Don’t you just love the way ice cold coke burns the back of your throat? I’m taking a break from this brain-frying revision, I’ve eaten half a tub of honey greek yoghurt, had four glasses of coke, half a pack of share-pouch m&ms and I’m ready to go.
So. When I was younger, I used to dream about having a big, extravagant wedding, bigger and better than any of the ones I had already been to.
No, that’s a lie. When I was younger I didn’t care about marriage. I didn’t care whether I found someone to marry or not. I definitely didn’t care about a wedding and I never spared a single thought for it; Asians do it big and weddings just gave me headaches – most of the time I didn’t even know who’s wedding I was at and I never understood why I was there (except for the food, which doesn’t really make up for spending £100 on an outfit). It was always family, and I had known most of the people there except the bride and groom. How? I know not.

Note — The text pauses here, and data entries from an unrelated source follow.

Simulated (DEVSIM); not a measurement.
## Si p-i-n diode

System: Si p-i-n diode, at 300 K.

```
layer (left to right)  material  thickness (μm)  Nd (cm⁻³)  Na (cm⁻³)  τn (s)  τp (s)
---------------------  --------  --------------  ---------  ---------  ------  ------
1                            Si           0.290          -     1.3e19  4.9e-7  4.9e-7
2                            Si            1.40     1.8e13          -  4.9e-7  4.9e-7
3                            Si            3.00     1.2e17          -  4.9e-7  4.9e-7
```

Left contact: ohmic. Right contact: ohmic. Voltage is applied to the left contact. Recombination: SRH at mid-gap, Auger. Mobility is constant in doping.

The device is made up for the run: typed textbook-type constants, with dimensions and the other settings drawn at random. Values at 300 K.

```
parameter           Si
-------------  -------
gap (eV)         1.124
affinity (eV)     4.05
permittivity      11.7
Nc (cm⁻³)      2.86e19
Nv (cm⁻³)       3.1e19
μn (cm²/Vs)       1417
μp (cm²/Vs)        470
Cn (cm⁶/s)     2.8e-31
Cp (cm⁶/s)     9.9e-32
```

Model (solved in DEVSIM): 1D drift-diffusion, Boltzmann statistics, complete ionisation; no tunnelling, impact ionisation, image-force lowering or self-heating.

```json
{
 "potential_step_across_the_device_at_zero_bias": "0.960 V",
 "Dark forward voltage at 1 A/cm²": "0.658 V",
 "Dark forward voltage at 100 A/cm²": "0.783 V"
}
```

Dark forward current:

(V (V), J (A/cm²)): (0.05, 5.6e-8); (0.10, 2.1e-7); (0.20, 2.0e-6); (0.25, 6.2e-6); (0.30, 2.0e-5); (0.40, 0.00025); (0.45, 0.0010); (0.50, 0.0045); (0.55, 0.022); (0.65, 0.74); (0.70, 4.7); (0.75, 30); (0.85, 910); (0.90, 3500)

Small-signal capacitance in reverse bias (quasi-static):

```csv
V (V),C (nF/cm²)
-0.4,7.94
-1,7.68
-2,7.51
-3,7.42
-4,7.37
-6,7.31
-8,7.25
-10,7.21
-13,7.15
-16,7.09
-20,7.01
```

But once I hit adolescence and the prospect of marriage became a very real thing, my thoughts started to wander. What if Imma let you finish, but I could have the best wedding of all time? What if it was the kind of wedding that EVERYONE would be talking about for years to come? What if there was Nandos or a kebab station? What if the best day of my life was truly the best day of my life in each corner of a massive hall or in each grain of sand that my guests would be flown out to dance on? Before I knew it, I was sighing in the face of those Berta bridal dresses, listening to a playlist I made up and knowing exactly when each song was going to be played, ensuring my guests can stuff their faces without the domineering presence of a cameraman zooming into their face. And no, there wouldn’t be daal hanging off their chin either.
But then I got a little older, and now I couldn’t be further from those thoughts. A wedding is just a celebration, and that shouldn’t take away from what the celebration is for; a marriage. I don’t care for a huge, expensive wedding for hundreds of people, the majority of whom I’ll probably never see again for the rest of my life. Sure, a marriage should be celebrated, and it’s a beautiful thing that many people should know of. But the wedding isn’t what I want, it’s what comes after it; a marriage is a blessing, and the wedding should be treated as such. I feel like so many people, women in particular, are more focused on having an amazing wedding than focusing on the person they are, and the person they’ll be marrying. I feel like more preparation is being put into this wedding day than it is for the lifetime following it; you may argue that you will begin after it, but how can you begin a marriage with the wrong mindset? You want your spouse for a few decades or eternity? When your wedding ends, your married life begins – is that not way more exciting? I also know of many women who say “I want to marry someone who is more religious than me.” Just a heads up, that “religious” person is probably not looking for someone who isn’t already “religious” – step your own game up first. But that’s another rant altogether.
Basically, BE EXCITED FOR YOUR WEDDING! But don’t make it the most important part of your marriage. I don’t care for having the biggest wedding the family has ever seen; a marriage is not measured in how big the venue is. As I think about it now, I’m amazed at how anybody can choose to delay it simply because they want their wedding to be the best. No other reason, just that. Perhaps priorities need to be considered; from time to time I still listen to that wedding playlist and I wanna look bomb…but when I think of my wedding ‘day’ now, the only thing I long for is taking off my heels at the end and going to a drive thru for a burger(? permission??).
For those with arranged marriages, I understand that the delay and the prep is all necessary because you don’t know the person well enough to long for the marriage. But as I sit here now, an exam looming over my head and various sources of stress eating away at everything that is unnecessary, I’m left with only what is important. I long for what every little girl dreams about, and that is the end of her wedding day.
Note: I’m not saying MARRIAGE BEFORE ANYTHING. I’m saying marriage before wedding. If you’re madly in love already then yes, marriage before anything… But if you are single, personal improvement, including education, should come long before you begin thinking about marriage.